RFC: Safe OOM during evac

Thu Oct 19 10:27:23 UTC 2017

Hi all,

I want to outline the problem that we have with OOM during evacuation, 
and summarize what we have so far in order to handle OOM during evac 
correctly, and describe one way that I have in mind how to do it.

The problem appears when a Java threads gets into a write-barrier and 
fails to evacuate the object because it's run out of memory (e.g. both 
GCLAB and shared evac exhausted). In this case we still need to ensure 
to return a singular object, even if it's in from-space, otherwise we 
risk inconsistency (subsequent write may end up in wrong object copy). 
However, there might still be another Java thread which succeeds to 
evacuate that same object at the ~ same time because it still has GCLAB 
left.

Here's what we came up with so far in IRC discussions:

- Throw OOME. This is the absolute minimum solution, and we should 
probably just do that right now until we implemented a better one (and 
we might even use it as fallback for solutions that are not 100% proof). 
This is better IMO than to pretend we're ok and risk heap inconsistencies.

- Make write-barrier slow-path/runtime-calls non-leaf calls. Then we 
could just safepoint and do a full-GC *while we're in the barrier*. This 
would be to most correct solution. Unfortunately it means it would make 
it very hard to optimize the write-barriers in C2, and the performance 
impact is likely not acceptable. We may try to do a prototype (again) 
and see how far Roland can take it though. The problem here is that we 
need debug info at the call sites, and C2 maintains debug info only at 
certain points in the ideal graph. Consequently, we can move 
write-barriers only to such points and not as freely as we can do now.

- Keep an evacuation reserve that we use only for evacuations or maybe 
even only for write-barriers or maybe even only as fallback for 
write-barriers that OOM'ed. This does very likely solve it for 99.999.. 
% of the cases, but discussions on IRC have shown that it is very hard 
to come up with a 100% safe upper bound for this reserve size, that 
allows us to theoretically prove that OOM during evac cannot ever 
happen. We might combine this with solution #1 though: i.e. make it safe 
in all but the most extreme pathologic cases, and throw OOME if we hit a 
wall. I am still not very happy with the prospect to fail in extreme 
rare cases, possibly in production environments under high pressure.

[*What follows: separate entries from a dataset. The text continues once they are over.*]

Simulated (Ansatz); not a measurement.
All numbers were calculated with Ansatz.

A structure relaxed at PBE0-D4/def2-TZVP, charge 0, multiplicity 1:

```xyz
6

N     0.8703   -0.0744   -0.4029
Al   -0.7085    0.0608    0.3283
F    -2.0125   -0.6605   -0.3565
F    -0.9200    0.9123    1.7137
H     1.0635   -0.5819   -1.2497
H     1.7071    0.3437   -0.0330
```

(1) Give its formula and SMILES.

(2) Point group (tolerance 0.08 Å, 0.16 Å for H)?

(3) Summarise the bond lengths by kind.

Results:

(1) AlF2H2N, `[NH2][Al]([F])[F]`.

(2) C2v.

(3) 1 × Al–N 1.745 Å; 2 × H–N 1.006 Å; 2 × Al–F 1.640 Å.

- Extend the brooks pointer protocol to prevent concurrent evacs. Let me 
outline my idea here:

If a write barrier runs OOM, we need to prevent other threads from 
successfully evacuating 'our' object. We can do so by CASing an 
'impossible' value into its brooks pointers: this guarantees that other 
threads fail to successfully install a brooks ptr *OR* give us the other 
thread's copy (which would be fine too). Problem: we need to deal with 
that special value everywhere else, most importantly in read-barriers. 
The best thing I could come up with so far is to use $OBJECT_ADDR | 1 as 
blocker value, i.e. CAS-set the lowest bit in the self-pointing brooks 
ptr. This can easily be decoded in read-barriers (and all other relevant 
code) by masking out that lowest bit using AND ~1. Full-GC would fix the 
brooks ptr to normal value. I don't have a good feeling what the 
performance impact would be. Something similar happens for decoding 
compressed oops, and that is commonly accepted (but is less frequent). 
The actual brooks-ptr-load probably dominates the masking and we 
wouldn't even really notice? On the upside, this makes the 
oom_during_evac() path truly non-blocking: we don't need to wait for GC 
workers and not for other Java threads and not for evacuation to be 
turned off or any such thing. (which also means, it truly complies with 
being non-blocking for leaf-calls). I believe it's a correct solution 
too: no from-space copy can slip through it. I can imagine to come up 
with a prototype for this and make it optional (by a flag) so that we 
can measure its impact or even give the option to combine it with any of 
the other options we have (e.g. evac-reserve).